Get a Better Backend the Multichannel Way
Reducing labor, skimping on training and devaluing the contributions of front-line employees quickly can lead to poor customer service. Make no mistake, says Bill Kuipers, principal of Spaide, Kuipers, & Co. in Haskell, N.J., systems support the human element, not the other way around. Kuipers cites Lands' End as providing exemplary customer service during testing he performed recently. The customer can access support services easily, and reps are trained to provide the same level of care in different channels. "What's incredible about them is their emphasis on training and consistency," Kuipers says. "They've documented every transaction type and no matter who you get, they're all going to handle it the same way."
So-called front-line employees provide the crucial interface between a direct merchant and its customers, and successful merchants are quick to credit them as irreplaceable team members. "Customer service here at NEBS and Deluxe starts with the customer service reps. They're the ones who are really providing the experience that our customers have," says Etten.
John White, executive vice president of operations for Medford, Ore.-based musical gear retailer Musician's Friend, feels that it's vital to customer satisfaction that management supports front-line managers and gives them the freedom to keep customers happy. "That involves a certain amount of risk," White admits, "but we have intelligent people, like every business does, and they won't put you out of business. All your managers have to make the tough choices; that's what you pay them for."

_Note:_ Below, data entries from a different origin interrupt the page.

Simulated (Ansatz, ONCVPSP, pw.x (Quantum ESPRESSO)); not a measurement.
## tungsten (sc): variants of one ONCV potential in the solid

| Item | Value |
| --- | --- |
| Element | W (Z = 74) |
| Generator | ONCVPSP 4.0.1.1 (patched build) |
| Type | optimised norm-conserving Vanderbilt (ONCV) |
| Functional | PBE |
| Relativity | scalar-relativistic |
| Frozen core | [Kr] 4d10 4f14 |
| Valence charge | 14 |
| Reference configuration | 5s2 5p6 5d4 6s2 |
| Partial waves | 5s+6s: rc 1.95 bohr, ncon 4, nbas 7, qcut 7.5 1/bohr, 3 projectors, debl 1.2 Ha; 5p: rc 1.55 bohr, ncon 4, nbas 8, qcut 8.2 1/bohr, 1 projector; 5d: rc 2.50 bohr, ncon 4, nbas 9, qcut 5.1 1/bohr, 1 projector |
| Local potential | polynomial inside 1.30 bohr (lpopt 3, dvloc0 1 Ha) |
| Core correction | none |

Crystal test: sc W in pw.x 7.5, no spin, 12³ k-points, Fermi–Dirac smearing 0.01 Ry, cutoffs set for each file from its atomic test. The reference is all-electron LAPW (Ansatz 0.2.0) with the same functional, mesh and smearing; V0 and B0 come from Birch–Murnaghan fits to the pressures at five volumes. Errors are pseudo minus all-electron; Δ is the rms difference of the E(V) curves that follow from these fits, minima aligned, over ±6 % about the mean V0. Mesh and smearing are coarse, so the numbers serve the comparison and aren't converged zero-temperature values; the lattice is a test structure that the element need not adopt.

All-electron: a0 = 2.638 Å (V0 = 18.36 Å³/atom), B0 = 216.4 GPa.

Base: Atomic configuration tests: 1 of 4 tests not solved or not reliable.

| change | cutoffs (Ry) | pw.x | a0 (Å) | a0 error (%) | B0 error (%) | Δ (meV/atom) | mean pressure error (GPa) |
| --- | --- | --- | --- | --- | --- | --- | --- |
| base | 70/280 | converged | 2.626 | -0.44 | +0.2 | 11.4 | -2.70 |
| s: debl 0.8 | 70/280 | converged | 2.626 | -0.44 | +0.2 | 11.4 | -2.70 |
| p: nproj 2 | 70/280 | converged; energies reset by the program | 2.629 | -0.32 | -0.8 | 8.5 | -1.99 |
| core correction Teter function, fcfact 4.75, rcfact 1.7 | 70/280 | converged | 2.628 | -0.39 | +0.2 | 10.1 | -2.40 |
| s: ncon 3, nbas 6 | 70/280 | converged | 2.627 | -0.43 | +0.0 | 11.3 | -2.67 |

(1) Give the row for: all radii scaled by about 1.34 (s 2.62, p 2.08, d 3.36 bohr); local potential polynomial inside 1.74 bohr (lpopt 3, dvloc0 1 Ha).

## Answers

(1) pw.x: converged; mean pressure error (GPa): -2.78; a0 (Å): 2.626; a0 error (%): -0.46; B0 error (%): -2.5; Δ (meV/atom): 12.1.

Bolotsky concurs. "If I look at the incremental cost of having a trained, intelligent, motivated human being compared to the cost of acquiring a customer," he says, "then it makes sense to pay to have enough customer service reps to retain customers and keep them from being frustrated."
A Watchful Eye
Strategically, the first step to making sure customers are happy and goods are available to satisfy them is for direct merchants to concentrate on relationships with their vendors. "Know thy supplier," says Stephen Harris, of Harris & Harris consulting in Lincoln, Vt. "There's no one source of a product that you're going to find [that] nobody else knows about. So the only way to maintain your advantage is to have a personal, detailed relationship with somebody supplying this product, so when they have to choose between giving it to you and somebody else, they give it to you."